Skip to main content

Docker Images Hierarchy

info

This page provides a detailed explanation of Docker images and their hierarchy. For information on the process of building these images, please refer to the automated or manual builds sections.

GATK-SV organizes the tools, scripts, and their dependencies and configurations into multiple Docker images. Each Docker image is built for a specific purpose, and images have a hierarchical dependency. This modular design has the following key advantages.

  • It results in focused and more straightforward instructions in Dockerfiles, facilitating their development, maintenance, and extensibility.

  • It results in smaller Docker images, as each image contains only the related tools and scripts. Smaller images reduce storage costs on container registries and are transferred faster to virtual machines, resulting in shorter start-up.

  • The modular design reduces duplication in Dockerfiles and ensures configuration consistency across different Docker images.

  • This architecture significantly lowers the maintenance cost as it necessitates updating only the affected Docker images throughout the development (discussed in details in the following section).

The following figure illustrates the hierarchical relationship between GATK-SV Docker images. The arrows indicate the flow from a base to a derived image, where the derived image extends or modifies the tools and configuration it inherits from the base image.
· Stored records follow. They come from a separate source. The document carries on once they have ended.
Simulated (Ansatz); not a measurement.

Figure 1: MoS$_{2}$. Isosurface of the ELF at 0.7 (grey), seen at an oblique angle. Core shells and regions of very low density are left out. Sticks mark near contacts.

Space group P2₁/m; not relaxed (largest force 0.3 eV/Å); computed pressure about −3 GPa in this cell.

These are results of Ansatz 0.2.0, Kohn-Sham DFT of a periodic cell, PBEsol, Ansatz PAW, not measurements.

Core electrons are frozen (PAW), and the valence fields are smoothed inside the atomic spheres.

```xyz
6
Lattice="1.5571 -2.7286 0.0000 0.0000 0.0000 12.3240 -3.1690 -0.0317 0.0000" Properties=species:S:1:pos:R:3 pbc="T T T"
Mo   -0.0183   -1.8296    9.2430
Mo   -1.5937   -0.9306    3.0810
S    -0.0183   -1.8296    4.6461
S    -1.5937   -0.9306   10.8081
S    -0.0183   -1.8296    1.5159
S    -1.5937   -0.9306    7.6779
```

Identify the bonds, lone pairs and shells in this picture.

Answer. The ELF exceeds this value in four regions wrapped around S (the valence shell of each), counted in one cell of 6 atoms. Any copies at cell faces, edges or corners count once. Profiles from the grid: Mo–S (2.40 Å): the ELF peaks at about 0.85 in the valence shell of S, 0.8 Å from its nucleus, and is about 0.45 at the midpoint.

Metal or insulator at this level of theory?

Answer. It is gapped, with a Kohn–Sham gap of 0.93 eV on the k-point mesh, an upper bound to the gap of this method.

The list of the Docker images and their latest builds are available in dockers.json and dockers_azure.json for images hosted on Google Container Registry (GCR) and Azure Container Registry (ACR), respectively.

Incremental publishing

The hierarchical and modular architecture of GATK-SV Docker images has a significant advantage: not every image is affected by every change to the codebase; hence, not all Docker images need to be rebuilt and published with every pull request. This strategy is particularly beneficial considering the build time and the size of Docker images.

This strategy is implemented in the build_docker.py script, and it has two main steps as follows.

Determining modified files

The incremental build strategy relies on identifying the list of files changed between two git commits and mapping it to the list of Docker images. The build_docker extracts the list of changed files from the diff between two git commit SHAs:

  • BASE_SHA: the reference commit (e.g., HEAD of the main branch);
  • HEAD_SHA: the target commit (e.g., the latest commit on the feature branch).

The user provides these commit SHAs (or references the images specifically) when building the images manually. However, the automated CI/CD builds determine the commit SHAs automatically as the following example.

In this example, BASE_SHA=B, HEAD_SHA=Z, and E is the merge commit.

Identifying Images Requiring Rebuilding from Changed Files

The build_docker script determines the list of docker images that need to be rebuilt based on the following conditions.

  1. It determines the list of directly impacted images by checking the list of files each image depends on, and rebuilds the image if any of the files have changed.

  2. It builds any image if its base image is rebuilt.